Hosted by South Washington County Schools, the first-of-its-kind Black History Month High School Student Social brought together students from East Ridge, Park High School, Woodbury High School, South Washington Alternative High School and participants in Washington County’s Next Step and Pathways transition programs.
The tone was celebratory, but the structure was deliberate.
In a national climate where diversity, equity and inclusion initiatives face scrutiny and, in some regions, retrenchment, South Washington County Schools designed a half-day experience centered on affirmation, leadership development and professional exposure. The result was less a traditional assembly and more a student-centered convening rooted in culture, creativity and connection.

The social ran from 9 a.m. to 1:30 p.m. and moved in rotations: breakout sessions, dance workshops, creative labs and networking spaces.
Students wrote and recorded lyrics in a collaborative songwriting workshop, producing an original track slated for future publication. In another room, they learned Afrobeats choreography, tracing contemporary global rhythms back to West African musical traditions that have reshaped popular culture worldwide.
Game trucks stationed outside doubled as interactive career classrooms, where industry professionals discussed pathways into the gaming sector. Inside, raffle prizes, music from a live DJ and a catered lunch from Raising Cane’s contributed to a festival-like atmosphere.
But the architecture of the day extended beyond entertainment.
“We’re celebrating Black culture through music, dance, community connection, and providing a space where students feel affirmed and seen,” said Naitoh Kai, cultural liaison at East Ridge High School. “We’re highlighting Black influence by connecting students with Black professionals who reflect leadership and impact today.”

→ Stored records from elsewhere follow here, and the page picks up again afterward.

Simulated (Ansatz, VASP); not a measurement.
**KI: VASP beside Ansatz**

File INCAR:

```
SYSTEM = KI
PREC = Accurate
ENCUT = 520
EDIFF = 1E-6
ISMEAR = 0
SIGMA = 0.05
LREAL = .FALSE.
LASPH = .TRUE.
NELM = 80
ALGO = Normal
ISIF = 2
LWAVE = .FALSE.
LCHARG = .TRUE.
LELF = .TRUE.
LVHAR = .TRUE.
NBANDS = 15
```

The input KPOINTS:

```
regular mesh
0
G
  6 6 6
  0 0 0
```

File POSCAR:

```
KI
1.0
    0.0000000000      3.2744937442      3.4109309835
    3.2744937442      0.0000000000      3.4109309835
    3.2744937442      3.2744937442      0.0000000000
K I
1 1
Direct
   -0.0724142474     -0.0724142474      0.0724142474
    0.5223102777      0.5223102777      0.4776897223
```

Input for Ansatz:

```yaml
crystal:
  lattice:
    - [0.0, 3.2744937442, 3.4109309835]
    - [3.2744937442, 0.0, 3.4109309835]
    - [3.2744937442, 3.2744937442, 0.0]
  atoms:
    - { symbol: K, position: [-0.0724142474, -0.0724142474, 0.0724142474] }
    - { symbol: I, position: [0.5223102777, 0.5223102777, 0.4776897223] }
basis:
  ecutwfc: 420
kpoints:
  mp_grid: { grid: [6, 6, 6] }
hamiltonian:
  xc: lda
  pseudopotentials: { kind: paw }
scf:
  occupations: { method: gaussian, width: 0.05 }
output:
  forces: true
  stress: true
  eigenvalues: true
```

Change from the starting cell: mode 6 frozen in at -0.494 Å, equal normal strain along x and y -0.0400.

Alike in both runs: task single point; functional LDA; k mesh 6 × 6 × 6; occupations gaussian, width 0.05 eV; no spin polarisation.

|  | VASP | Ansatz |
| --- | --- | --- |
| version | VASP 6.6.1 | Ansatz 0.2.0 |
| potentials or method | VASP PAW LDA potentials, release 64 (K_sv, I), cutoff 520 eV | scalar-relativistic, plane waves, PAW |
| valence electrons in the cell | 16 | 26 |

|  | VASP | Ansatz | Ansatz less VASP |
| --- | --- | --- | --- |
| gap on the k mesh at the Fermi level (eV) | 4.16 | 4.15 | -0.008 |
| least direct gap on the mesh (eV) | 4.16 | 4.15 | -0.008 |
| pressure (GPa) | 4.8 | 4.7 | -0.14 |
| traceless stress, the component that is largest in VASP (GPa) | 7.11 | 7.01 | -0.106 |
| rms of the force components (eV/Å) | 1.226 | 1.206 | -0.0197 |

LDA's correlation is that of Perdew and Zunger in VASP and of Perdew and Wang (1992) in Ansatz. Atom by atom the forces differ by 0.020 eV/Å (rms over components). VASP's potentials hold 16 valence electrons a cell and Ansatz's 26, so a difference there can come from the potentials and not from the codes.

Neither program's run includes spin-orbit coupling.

The featured speaker, Brandon Jones, is a mental health professional and host of the teen-focused podcast It’s Not Your Fault, which addresses adolescent well-being, parenting and family support. In sessions with students, Jones offered trauma-informed guidance on stress, digital safety and emotional resilience.
His presence underscored a broader reality facing schools statewide. Minnesota districts, like many nationally, have expanded mental health programming in response to rising reports of anxiety and depression among adolescents. Organizers said embedding mental health into the day’s programming was intentional.
Rather than isolate cultural celebration from social realities, the event braided them together.
While some districts across the country have scaled back or rebranded diversity initiatives, South Washington County Schools maintains formal policies related to racial equity and inclusion.
District Policy 102.1, titled “Racial Equity and Inclusion,” calls for the creation of safe spaces for conversations about race and culture. The district’s 2023 to 2026 Achievement and Integration Plan outlines goals to close achievement gaps and foster culturally affirming environments.
Cultural liaisons, including Kai at East Ridge and Olivia Alston, who serves students across Woodbury and East Ridge, function as direct bridges between families, students and district leadership.
Monday’s gathering represented those frameworks translated into lived experience.
Rather than centering compliance language or administrative messaging, the district opted for a social format that emphasized peer connection and mentorship. Organizers said holding the event on a school holiday helped signal that participation was voluntary and rooted in community interest, not mandate.

The event was sponsored in part by ShelettaMakesADifference.org, led by Minnesota-based media personality and advocate Sheletta Brundidge. Organizers emphasized the importance of face-to-face mentorship and sustained curiosity in helping students envision professional futures.
Throughout the building, clusters of students exchanged contact information with entrepreneurs, asked questions about career pathways and discussed leadership models that extended beyond textbook narratives.
For many attendees, representation was not abstract. It was embodied.
Black History Month events in schools often take the form of assemblies or bulletin board displays. Monday’s social suggested a different model: interactive, career-oriented, emotionally grounded.
By early afternoon, the commons at East Ridge echoed with basslines and laughter. Students posed for photos, compared notes from breakout sessions and rehearsed dance steps one more time before heading home.
In an era marked by polarized debates over the language and limits of equity initiatives, the scene in Woodbury was strikingly ordinary and quietly radical at once: teenagers choosing to spend a day off celebrating identity, building skills and imagining futures.
For four and a half hours, policy became practice.
And joy, by design, became the curriculum.